Many carriers, network operators and journalists are debating how the rise of instant messaging apps like WhatsApp and iMessage will affect traditional SMS usage and increase data infrastructure costs. However, they may be overlooking a different threat: Skype’s video messaging.
Voicemail has been a reliable and convenient service for decades. You call someone, leave a message with the details or request a callback, and the interaction is complete. But voicemail is due for an update. The next logical step is a simple way for anyone with internet access to send a quick video message.
Video messaging is not a new idea, but until now it often required both parties to install less familiar apps. Many people won’t know or want to use niche services, yet Skype is already widely adopted. Millions of users have Skype accounts for free voice and video calls, and it has become a standard tool in many homes and businesses—so it’s much more likely the recipient will already have the software needed to receive a video message.
There are other reasons carriers should pay attention. Microsoft now owns Skype, and Microsoft has moved aggressively into connected living-room hardware. The company ships consoles with cameras that assume a persistent internet connection. It is reasonable to expect Skype’s video messaging to be integrated across those devices, letting users send and receive short video updates, greetings or asynchronous calls directly on a living-room console or connected TV.
Imagine walking into your living room, saying “Xbox, on” to a Kinect-like device, and seeing a queue of video messages waiting for you. The device’s always-on connection could automatically sync video messages, making them feel as natural and immediate as voicemail once did—only richer and more personal.
For carriers and operators, that shift matters. Rich, asynchronous video messages bypass traditional SMS and voicemail infrastructure and push more traffic onto data networks and cloud services. The convenience of sending a short video clip instead of composing a text or leaving a voicemail could accelerate adoption, especially given Skype’s existing user base and Microsoft’s ecosystem reach.
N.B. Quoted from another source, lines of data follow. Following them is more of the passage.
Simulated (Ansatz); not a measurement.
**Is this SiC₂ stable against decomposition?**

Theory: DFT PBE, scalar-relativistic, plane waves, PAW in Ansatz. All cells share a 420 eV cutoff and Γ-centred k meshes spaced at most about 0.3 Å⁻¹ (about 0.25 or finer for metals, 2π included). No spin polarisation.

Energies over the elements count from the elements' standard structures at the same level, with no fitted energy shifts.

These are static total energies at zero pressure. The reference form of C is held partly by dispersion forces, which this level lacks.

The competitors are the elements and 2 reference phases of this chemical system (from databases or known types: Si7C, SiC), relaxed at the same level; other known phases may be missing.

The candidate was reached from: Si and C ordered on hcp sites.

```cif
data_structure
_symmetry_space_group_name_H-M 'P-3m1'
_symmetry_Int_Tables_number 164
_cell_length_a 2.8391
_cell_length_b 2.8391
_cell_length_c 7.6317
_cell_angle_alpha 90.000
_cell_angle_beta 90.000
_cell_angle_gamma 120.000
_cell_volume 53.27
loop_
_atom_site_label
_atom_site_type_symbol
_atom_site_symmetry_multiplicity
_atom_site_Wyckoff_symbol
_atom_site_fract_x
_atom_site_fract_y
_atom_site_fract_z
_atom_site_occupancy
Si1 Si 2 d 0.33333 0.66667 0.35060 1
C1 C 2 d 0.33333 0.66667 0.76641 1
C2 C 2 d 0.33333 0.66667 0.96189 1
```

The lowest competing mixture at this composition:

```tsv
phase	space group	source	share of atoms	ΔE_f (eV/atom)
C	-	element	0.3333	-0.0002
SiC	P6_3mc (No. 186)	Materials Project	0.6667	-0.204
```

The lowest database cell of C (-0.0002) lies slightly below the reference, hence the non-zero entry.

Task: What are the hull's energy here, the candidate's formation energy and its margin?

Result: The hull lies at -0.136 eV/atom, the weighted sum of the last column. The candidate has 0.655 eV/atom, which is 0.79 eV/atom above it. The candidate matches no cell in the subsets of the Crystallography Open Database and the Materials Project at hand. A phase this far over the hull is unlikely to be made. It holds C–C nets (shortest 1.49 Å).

If operators are worried about being displaced by lightweight messaging apps, they should also consider the impact of a major platform like Skype expanding into video messaging at scale. Integration with consoles, PCs, and mobile devices could make video messages a mainstream communication channel rather than a niche feature.
Will Skype’s new Video Messaging become a popular form of communication? Its chances look promising: the combination of a familiar, widely used platform with Microsoft’s hardware and services could bring simple, asynchronous video into everyday use for millions of people. That prospect warrants attention from carriers and service providers preparing for the next evolution in how people communicate.